The protests and riots in France are part of an “Islamic awakening” foreseen by Iran’s supreme leader, the Ayatollah Ali Khamenei, declared the head of the Islamic Republic Judiciary.
The judiciary chief, Ayatollah Sadegh Amoli Larijani, noted Khamenei had predicted years ago that an Islamic awakening would go beyond Muslim countries and reach Europe, the Iranian Mizan news agency, according to Radio Farda.
Larijani did not explain how the protests are related to Islam. But working-class young people among France’s Muslim minority have engaged in numerous violent protests over the past decade. And in Egypt, media affiliated with the regime of Egyptian President ‘Abd Al-Fattah Al-Sisi are claiming the Muslim Brotherhood is involved in the French protests.
Reports in Egyptian newspapers and on television assert covert Muslim Brotherhood activists have infiltrated the ranks of the French protesters, fanning violence, looting and vandalism across the country, according to the Middle East Media Research Institute.
The Egyptian media is comparing the Brotherhood’s alleged participation in French protests to its part in the 2011 protests in Egypt that ultimately brought down the regime of President Hosni Mubarak.

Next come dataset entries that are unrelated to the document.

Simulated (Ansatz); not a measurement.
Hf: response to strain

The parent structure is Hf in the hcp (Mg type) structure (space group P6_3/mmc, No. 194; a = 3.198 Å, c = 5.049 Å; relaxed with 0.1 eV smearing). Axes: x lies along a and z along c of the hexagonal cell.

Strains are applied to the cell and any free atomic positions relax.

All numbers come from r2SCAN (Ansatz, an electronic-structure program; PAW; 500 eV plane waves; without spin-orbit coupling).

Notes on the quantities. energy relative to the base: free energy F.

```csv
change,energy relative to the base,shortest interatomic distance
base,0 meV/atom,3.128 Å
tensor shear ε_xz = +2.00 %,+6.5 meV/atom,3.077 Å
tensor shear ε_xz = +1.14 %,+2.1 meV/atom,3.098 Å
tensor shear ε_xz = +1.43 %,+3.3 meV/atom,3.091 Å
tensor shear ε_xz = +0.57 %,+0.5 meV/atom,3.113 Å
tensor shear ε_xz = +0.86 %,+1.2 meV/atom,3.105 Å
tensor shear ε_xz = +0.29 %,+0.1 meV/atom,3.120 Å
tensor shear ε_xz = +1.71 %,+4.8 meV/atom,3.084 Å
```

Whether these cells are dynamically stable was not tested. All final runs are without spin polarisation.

The Brotherhood has denied all involvement in the French protests, accusing the Egyptian regime of trying to damage its reputation and inciting the West against it.
Iran urges ‘restraint’
Iran’s foreign ministry spokesman told reporters on Dec. 3. that France should “show restraint” in dealing with protesters.
France later responded that Iran should not interfere in its internal affairs.
On Sunday, former Iranian president Mahmoud Ahmadinejad also tweeted that France should listen to the protesters.
“Isn’t the main goal of a government to satisfy the
demands of citizens?” Ahmadinejad asked. “These protesters are the same citizens. Listen to their demands, and fulfill them in the best way possible. Certainly no power has the ability to stand against the people.”
Radio Farda noted that Iran’s mullah-led regime has used overwhelming force on many occasions to suppress protests.
In 2009, dozens of protesters were killed and hundreds imprisoned, where several died. Freed prisoners claimed torture and other inhumane treatment.
In nationwide protests one year ago, at least 25 people were killed and about 5,000 were arrested.
Macron responded Tuesday to protesters with a promise to increase the minimum wage and eliminate taxes on overtime pay. Also, retirees earning less than 2,000 euros a month, about $2,270, will be exempt from a recent increase in social security taxes.
The trigger of the protests, the tax increase on diesel fuel, already has been rescinded.
Hundreds of students demonstrated their solidarity with the Yellow Vests, staging a “Black Tuesday” of protests over Macron’s education policies.